When I travelled to that country some years back I was determined to get a bit further than the usual stuff about Kimworship, mass rallies and the Pyongyang metro.

I found desperatio­n. Accidental­ly close to a stunted young soldier, I was able to see the marks of hunger on his face, as well as to study his threadbare clothes and ancient weapon, whose wooden stock was split and crumbling and whose metalwork was worn to the point of danger.

I found drunkennes­s on what seemed to me to be an epic scale. In a short visit, I saw and heard so many examples of this (including a citizen passed out on the street, and then shielded from my sight by others) that I have little doubt it is a huge plague, probably tolerated by the regime as a safety valve.

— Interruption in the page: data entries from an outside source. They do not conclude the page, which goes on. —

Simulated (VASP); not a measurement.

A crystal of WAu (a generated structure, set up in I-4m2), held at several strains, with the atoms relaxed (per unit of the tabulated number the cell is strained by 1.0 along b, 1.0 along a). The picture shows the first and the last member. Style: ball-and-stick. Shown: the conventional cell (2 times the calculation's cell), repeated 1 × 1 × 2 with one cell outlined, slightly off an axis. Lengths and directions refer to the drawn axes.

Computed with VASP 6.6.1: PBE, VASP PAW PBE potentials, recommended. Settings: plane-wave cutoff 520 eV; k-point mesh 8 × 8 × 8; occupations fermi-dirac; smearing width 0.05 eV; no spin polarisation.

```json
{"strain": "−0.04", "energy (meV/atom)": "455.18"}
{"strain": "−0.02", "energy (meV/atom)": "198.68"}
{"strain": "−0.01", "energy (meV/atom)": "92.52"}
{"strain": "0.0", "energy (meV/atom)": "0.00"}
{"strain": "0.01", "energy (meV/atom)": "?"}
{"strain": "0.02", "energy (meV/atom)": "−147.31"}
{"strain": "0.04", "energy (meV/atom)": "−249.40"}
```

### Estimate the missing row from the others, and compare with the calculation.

I found economic collapse. My pseudo-grand hotel in central Pyongyang switched off its electricit­y as soon as the foreign guests had left for the day. Expensivel­y electrifie­d railway lines had almost no traffic, and the trains were hauled by ancient diesels. Farmland was tilled by the methods of the 19th Century.

And what is to become of them? South Korea will not reunify. It fears bankruptcy and a great wave of millions of half-starved refugees. China only offers colonial domination, which this proud people do not want. Japan is still loathed after a harsh occupation.

Kim Jong Un will not quit if he thinks he will end up in a prison cell. He would rather take his chances.

Given the immense likely cost of the new Korean war we seem to be heading for, I am more than ever sure that a grand gesture from the West, a high-level visit, and offers of real investment, might finally end this foolish, dangerous confrontat­ion.

North Korea is the last trace of the Cold War, stranded without friends by a quirk of history. As long as it thinks it has no way out, it will continue to take terrible risks. Threatenin­g war in return is not going to solve this.